Final association query solution (JOIN Simplification and Acceleration Series 5)
By rethinking and redefining the equi-joins, we are able to simplify the join syntax. A direct and obvious effect is that queries become easy to write and understand. We offer three solutions – foreign key attributization, homo-dimension table interconnection, and sub table set-lization – to eliminate the JOIN keywords, making queries more conform to our natural thinking. The dimension alignment join syntax frees programmers from taking care of relationships between tables to let them create simple queries.
What’s more, the simplified join syntax helps avoid mistakes.
SQL allows writing join conditions in WHERE clause (which goes to the conventional Cartesian product-based join definition), and many programmers are accustomed to do so. There isn’t any issue when there are only two or three tables to be joined, but it is very likely that some join conditions are missed out if there are seven or eight or even a dozen of tables. The omission will cause a many-to-many complete cross join while the SQL statement is executing properly, leading to a wrong result (As previously mentioned, it is most probably that the SQL statement is wrong when a many-to-many join occurs) or a crashed database because of the quadratic scale of the Cartesian product if the table over which the join condition is missed out is too big.
We will not miss out any join condition by adopting the simplified join syntax because the syntax isn’t Cartesian product-based and denies the significance of the many-to-many relationship. With the syntax, the complete cross product is impossible.

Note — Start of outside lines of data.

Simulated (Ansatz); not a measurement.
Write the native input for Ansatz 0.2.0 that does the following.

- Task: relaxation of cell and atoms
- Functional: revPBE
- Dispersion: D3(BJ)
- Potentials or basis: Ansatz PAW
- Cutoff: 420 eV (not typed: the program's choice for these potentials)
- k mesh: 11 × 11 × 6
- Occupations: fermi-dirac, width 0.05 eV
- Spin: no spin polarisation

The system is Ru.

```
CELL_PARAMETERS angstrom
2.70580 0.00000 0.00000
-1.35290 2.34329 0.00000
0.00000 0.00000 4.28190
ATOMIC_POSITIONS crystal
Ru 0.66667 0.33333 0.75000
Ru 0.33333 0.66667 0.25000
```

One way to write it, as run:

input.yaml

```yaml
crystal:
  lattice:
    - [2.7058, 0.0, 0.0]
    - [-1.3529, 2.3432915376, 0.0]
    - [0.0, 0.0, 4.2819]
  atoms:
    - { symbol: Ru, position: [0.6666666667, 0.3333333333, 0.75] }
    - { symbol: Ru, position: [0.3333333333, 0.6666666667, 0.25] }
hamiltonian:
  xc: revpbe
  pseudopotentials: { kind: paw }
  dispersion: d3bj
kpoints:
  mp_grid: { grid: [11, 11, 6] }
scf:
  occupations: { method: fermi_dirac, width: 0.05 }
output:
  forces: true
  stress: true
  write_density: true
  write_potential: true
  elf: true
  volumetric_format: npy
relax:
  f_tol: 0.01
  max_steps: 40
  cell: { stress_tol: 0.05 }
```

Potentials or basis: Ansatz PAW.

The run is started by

SQL uses subqueries to handle a JOIN where sub tables need to be first grouped before aligning to the primary table. When there is only one sub table, we can JOIN tables first and then perform GROUP without using a subquery. Habitually and in an effort to avoid the subqueries, some programmers apply this rule to a JOIN with multiple sub tables by first writing JOIN and then GROUP, only to get a wrong result.
The dimension alignment join syntax will save programmers from this kind of mistake. It handles any number of sub tables in the same way without using subqueries.
The greatest impact of redefining JOIN operations is making associative queries convenient to achieve.
Now the agile BI techniques are popular. Vendors offer products claiming that they enable the businesspeople to perform queries and reports through drag and drop. The real-life effect, however, is far below expectation. IT resources are still a necessity. The reason behind this is that most of the business queries involve procedural computations that cannot be handled through drag and drop. Yet there are certain business queries that are non-procedural but still cannot be managed by businesspeople themselves.
Those are the status quo of join query service offered by most of the BI products. The service is a weakness of them. In our previous essays, we explained that it is the oversimplified SQL JOIN definition that is responsible for the difficulties in implementing join queries.
As a result, a BI product’s working mode becomes this: IT professionals pre-construct the model and the businesspeople make queries based on the model. The modeling is in fact the construction of a logical or physical wide table. That is to say, different models, which we call on-demand modeling, should be created for different joins. By doing this, a BI product loses its intended agility.
A different angle in looking at the JOIN operations will address the associative query issue at the root. The three join types we summed up and the corresponding solutions treat the multi-table associations as queries over one table, which, for the businesspeople, is easy to understand, though the attributes (fields) of a table become a little complicated. An attribute may have the sub-attributes (Referenced fields of the dimension table pointed by a foreign key), and a sub-attribute may also have the sub-attributes (with a multi-layer dimension table). Sometimes the field values are sets instead of single values (when a sub table is regarded as the field of the primary table). The perspective makes an ordinary join (A Chinese manager’s American employees are such an example), even a self-join, easy to understand, and a join where one table having same dimension fields not an issue any more (because each attribute has its own sub-attributes).
With this association mechanism, IT pros only need to define the data structure (metadata) once and create a certain interface (where table fields are listed in hierarchical tree structure instead of the commonly seen linear structure). The businesspeople can then perform joins themselves without turning to the IT department. Modeling is needed only when a change to the data structure occurs, rather than whenever a new associative query need appears. That constitutes the non-on-demand modeling. Under such a mechanism, a BI product becomes truly agile.